In the youth show pig industry, “passionate” isn’t just a word to describe an action. It’s something that kids who show livestock embody. Stock show kids have the drive and discipline to spend hours a day in the barn preparing their animal for a show. They spend their summers at the wash racks instead of the swimming pool. For them, it’s not about the money spent but the memories made. With the development of the Internet and other communications and social media technology, I believe the show pig industry has only become more rewarding.
Lydia DePillis recently published an article in The Washington Post entitled “Swine for sale: How kids’ livestock shows became a cutthroat (and expensive) business.” This article takes the stance that kids with the most expensive pigs at a hog show always win, making hard work a waste of time.
“While they made valid points, I thought they missed some really important aspects of showing livestock,” said Lexi Marek, communications intern for the National Pork Board and a livestock showman since the age of 5. “They completely missed the friendships, life skills and the values learned, even the memories made. Other families have different hobbies, this is just our hobby.”
Marek wrote a response to The Washington Post article on her agriculture blog, Lexi Marek: The life of a farm girl in a city of students. Her response post was shared on Facebook more than 90 times and had many responses from families that felt DePillis left out all the ways showing livestock contributed to character development. By responding to Marek’s post, youth are able to publicly and unanimously express their support for the industry they love.

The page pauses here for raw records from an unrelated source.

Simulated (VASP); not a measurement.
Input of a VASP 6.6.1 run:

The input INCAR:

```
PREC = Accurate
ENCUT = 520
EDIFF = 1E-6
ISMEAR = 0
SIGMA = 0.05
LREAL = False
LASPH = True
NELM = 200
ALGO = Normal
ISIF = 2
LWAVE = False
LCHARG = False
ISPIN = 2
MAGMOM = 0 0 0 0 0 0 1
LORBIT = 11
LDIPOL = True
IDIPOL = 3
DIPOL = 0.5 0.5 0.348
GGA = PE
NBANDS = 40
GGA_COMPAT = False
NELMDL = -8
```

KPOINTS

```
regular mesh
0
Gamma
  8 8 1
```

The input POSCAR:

In addition to promoting the industry online, stock show kids are now able to buy and sell show animals via online auction sites and through live webcasts from shows across the country. Because of the rise of social media and communications technology, the industry has become more competitive, but it still teaches the same values.
“While I think that the youth livestock industry has always been and will continue to be competitive, I think that the online auction format has added an extra layer of competition that wasn’t there before,” said Megan Wendt, COO and owner of www.showpig.com auction site.
Sites like showpig.com host livestock auctions that provide exhibitors with access to a larger number of animals. According to Wendt, during the spring and fall auction seasons, the site averages 80,000 visitors each month. This allows producers to gain more exposure to a larger audience than ever before. This also enables buyers and exhibitors the chance to connect with a variety of breeders.
“I love being a small part of someone’s story of creating a life based around living their dreams,” Wendt said. “I love hearing stories of families who have taken a road trip a few states away and made a connection with a breeder that they might not have had when purchasing at a live auction event. For those young people, they can be making lifelong connections with leaders in the industry.”
In her article, DePillis stated that those with disposable income could buy a chance at a ribbon, and those who can’t afford it are stuck with the leftovers. Many of the youth she interviewed stated they knew they didn’t have much of a chance and were defeated before they even came to the show. DePillis does make a valid argument that showing pigs is expensive. The dollars that go into the truck, gas, trailer, clothes, food, lodging, time, feed and the animals themselves quickly add up. However, this is only one side of the story.
“The public gets a misperception of why we show,” Marek said. “Yes, winning is fun. Yes, the money is fun, but the kids and families that are getting a lot out of it are the ones that are working hard everyday, that aren’t afraid of defeat, that really are truly doing it to make themselves better people.”
Keith Deitzschold, district supervisor of agriculture education in the Missouri Department of Elementary and Secondary Education, agreed that youth gain many life lessons from showing in the livestock industry.
“Kids learn sportsmanship as far as winning and losing and how that parallels life,” Deitzschold said. “[They learn] how not everyone is going to be perfectly successful, but you still have that sense of pride in your work.”
Since the development of the Internet, youth have had a greater opportunity to fulfill their goals and dreams in the show ring and in agriculture. With all the lessons learned through these opportunities, youth can be advocates for an industry that has given them so many values.
“There are so many great stories out there waiting to be told,” said Wendt, “and there is an entire industry who needs the wisdom of our youth to help us tell them.”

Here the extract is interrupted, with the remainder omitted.